Cinnamon Olive Oil Chocolate Torte


They say there are two people in life, the cookers and the bakers. The bakers are more careful, measuring and cleaning as they go. They are the Type A personalities. In cooking, you need to be more flexible. You need to be able to think on your feet and taste as you go, adding the right spices or seasonings and using a recipe as a template. There really is nothing like baking. As much as I love cooking, I love the process of measuring out sweet sugar, flours, sorting, melting coconut oil, pouring oil oil, springform pans, ripping parchment paper, and putting out all the pots and pans for mixing. I love the process of lightly whipping eggs, of cracking eggs, of sprinkling spices. From scraping out pureed pumpkin to pouring coconut milk, the whole baking process gives me something to keep my hands busy. You put it all into a pan or you scoop the batter into rounds and you end up with this creation that warms the whole home. My new future apartment in my head has the perfect kitchen. It has a new oven that I don’t have to play with the temperature, but as it always is with me, the moment I have that, I will miss my oven that I know so well. I am the queen of never being satisfied.

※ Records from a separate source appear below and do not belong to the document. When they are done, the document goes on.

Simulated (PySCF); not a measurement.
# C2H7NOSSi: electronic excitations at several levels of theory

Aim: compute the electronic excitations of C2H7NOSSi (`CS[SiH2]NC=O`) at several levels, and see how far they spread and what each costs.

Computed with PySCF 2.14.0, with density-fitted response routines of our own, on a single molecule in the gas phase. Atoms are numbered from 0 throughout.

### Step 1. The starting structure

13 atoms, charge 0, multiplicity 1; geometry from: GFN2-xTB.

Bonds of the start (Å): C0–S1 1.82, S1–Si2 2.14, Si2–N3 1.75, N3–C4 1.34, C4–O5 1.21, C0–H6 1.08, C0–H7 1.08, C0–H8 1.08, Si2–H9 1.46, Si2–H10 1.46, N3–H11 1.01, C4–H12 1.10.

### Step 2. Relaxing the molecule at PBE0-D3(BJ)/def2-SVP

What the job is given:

I bake the most often when I need an escape from the dilemmas that roil around in my mind. There really isn’t anything that is plaguing my mind at the moment, but there is always that haunting feeling that is so common among millennials like myself. It’s that cold, sinking feeling that you are not living up to your true potential. The feeling of not so instant gratification and being too impatient to realize that life is actually always on time. I am always dreaming about something better, and lately I have been doing something better to get to where I want to be, but part of me is still petulant that it isn’t here yet. Pretty awful of me, huh?

We pretend like we are rooted to the places we are, but we have the freedom to fly anywhere we want to. I know I do, but for me, it is just about finding the right place to fly to. I pretend that I need a new solid job offer to move anywhere but that isn’t true. It is not easy to pick up your life, pack it into boxes and move across the country, but with some savings and an open heart, you can do it. But I have always been the controlling type. I like knowing when things will happen. My Moleskine planner is a necessity and when I don’t have it on me, I get pretty nervous. In savasana (corpse pose), I still run over my to do list in my head. I lay awake sometimes at night and think there is so much to do everyday, and while anyone should be proud of being able to work 50+ hours a week and run around all the time, some weeks it gives me more anxiety than anything. I am unfulfilled on a level that I felt like I settled for something, and I haven’t really forgiven myself for doing that just yet. I feel as though sometimes I don’t take enough risks, and I am trying to work on that. Even if it is something small, I think it will help me make some big jump sometime soon. I am still the girl that traveled to a dozen countries and would rather hop on a plane than do anything else. I didn’t know how it would turn out when I went to live in two countries for nine months when I was 21, and now at 23, I keep thinking of all that could possibly go wrong. But at 21, I didn’t have obligations besides academic ones, and at 23 I have financial responsibilities.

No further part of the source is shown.